News reports in the State media show that senior Government officials persist in branding independent thinkers in this country as agents of the “opposition”.
It’s like if Government leaders harbour a deep hatred for people in this country who exercise independent thinking and critical analysis of our society.
Reports on NCN TV and in the State-owned newspaper this week both quoted Home Affairs Minister Clement Rohee’s unhappiness with independent analysis of Government’s performance.
Rohee seems to think that any media outlet that refuses to lavish blind praise on Government leaders is “opposition”.
Such a view is downright dangerous.
We also heard a Public Relations employee from the Office of the President go on State TV to brand independent columnists and journalists as “opposing” the Government.
Such utterances show up a frightening mentality within the Government, made worse with the State media ban of calypsos critical of the Administration.
This is an alarming Government expectation – that we should all bow to Party group-think and become pawns of the ruling party with its collective ideology. Citizens of this nation cannot tolerate any Government silencing their voices.
Quite shocking it is that as a Caribbean nation, in a country rubbing shoulders with South America, where democracy, free speech and openness now reign supreme, we harbour a society where our elected Government hates critical thinking.
We must nip such intolerance before it takes deep root.
We must zealously guard our right to free speech, to the freedom of choice to be critical of Government, and to the exercise of one’s independence of mind.
Our society must generate an outcry against such utterances from State leaders. They cannot be allowed to go around branding and labelling anyone or any professional media operation as “opposition”.
What kind of society would we build if we all thought alike, if we all rallied around an omnipotent Government that sees itself as the God of the land, as knowing everything and needing no advice or citizen input?

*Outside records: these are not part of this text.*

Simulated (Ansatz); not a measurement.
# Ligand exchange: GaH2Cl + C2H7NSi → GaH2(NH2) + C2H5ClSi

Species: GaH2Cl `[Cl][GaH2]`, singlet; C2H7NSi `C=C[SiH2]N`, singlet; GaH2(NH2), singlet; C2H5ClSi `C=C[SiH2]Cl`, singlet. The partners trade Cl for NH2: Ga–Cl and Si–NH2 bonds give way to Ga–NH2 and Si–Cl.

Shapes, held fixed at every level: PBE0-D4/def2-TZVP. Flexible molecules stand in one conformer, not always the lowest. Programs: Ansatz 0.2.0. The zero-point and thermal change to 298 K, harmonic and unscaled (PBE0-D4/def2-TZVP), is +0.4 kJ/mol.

Banking on its ethnic support on elections day, this Government may very well be tolerating free and fair elections because it wins national polls. Were it to start losing, it may become disgruntled with our democracy. That’s the danger of allowing Government leaders to brand citizens, who express independent thought and opinion, as opposing the country.
It is sad and a great pity that the ruling People’s Progressive Party has, over the past two decades, completely squandered its goodwill with this nation.
When the Government took office in 1992, its critics were few. The entire nation rooted for Dr Cheddi Jagan and his vision for a new dawn. In fact, Guyanese all over the world rooted for our nation.
Today, the ministers of Government seem bent on betraying that goodwill.
These were men who stood in the trenches and fought for free and fair elections.
Sam Hinds, N K Gopaul and others in GUARD and the trade union movement; Kellawan Lall and Robert Persaud as reporters for the Mirror newspaper; Leslie Ramsammy and Manzoor Nadir as leaders of small political parties dedicated to a decent Guyana: they all exhibited exquisite characters.
Today, these leaders no longer command that kind of respect, goodwill and trust from decent-minded citizens.
Men like Raphael Trotman, Khemraj Ramjattan, Moses Nagamootoo, Richard Van West Charles, Anand Goolsarran, Christopher Ram, David Granger, Ralph Ramkarran, Gerhard Ramsaroop and a few others, thankfully, maintain their character and ethical leadership standard, caring for the welfare of the country more than personal ambition.
And how does the Government react to such stalwarts of our nation?
They brand them as “opposition”, instead of reaching across divides to heal this nation of its 40-odd years of social malaise, gross poverty, and paucity of leadership.
When no one within Government, or the ruling party, stands up to question the State about its practices – about the Chinese labour fiasco, about pervasive corruption, about organized crime, about our rate of illiteracy, about wasted State funds – then one can only wonder at the lack of critical thinking allowed within our leadership establishment.
Such a scenario is frightening, alarming and dangerous, for it fosters a society that refuses to see the need for improvement, where the leaders think of themselves as omnipotent, possessing all the answers.
Such supposed wisdom results in absolute foolishness. To suppose that only officials know what’s right and good, and everyone else is wrong, could only be foolishness. And we suffer as a people from this foolish way of being.
When we cannot keep our capital city clean; when we cannot carry on a decent conversation in Parliament; when thousands of kids leave school unable to read literature; when our Government screams “opposition!” every time someone from outside its ranks suggests a new idea or thought, or questions an official policy or project, then we have become a foolish nation.
We cannot tolerate our Home Affairs Minister maligning the integrity of our professional media. We cannot tolerate such foolishness as a communications officer of the Office of the President maligning Journalists as agents of the opposition. Taxpayers must demand ethical behaviour from public servants, especially leaders.
All of this nation’s independent thinkers, institutions, organizations and even our Parliamentarians, on both sides, should express their utmost disappointment with such public statements from Government Ministers and Government leaders.
We ought to establish a protocol of Parliamentary sanction against such utterances.
We cannot allow our leaders to run around maligning independent thinkers and professional critics and independent auditors like Dr Anand Goolsarran.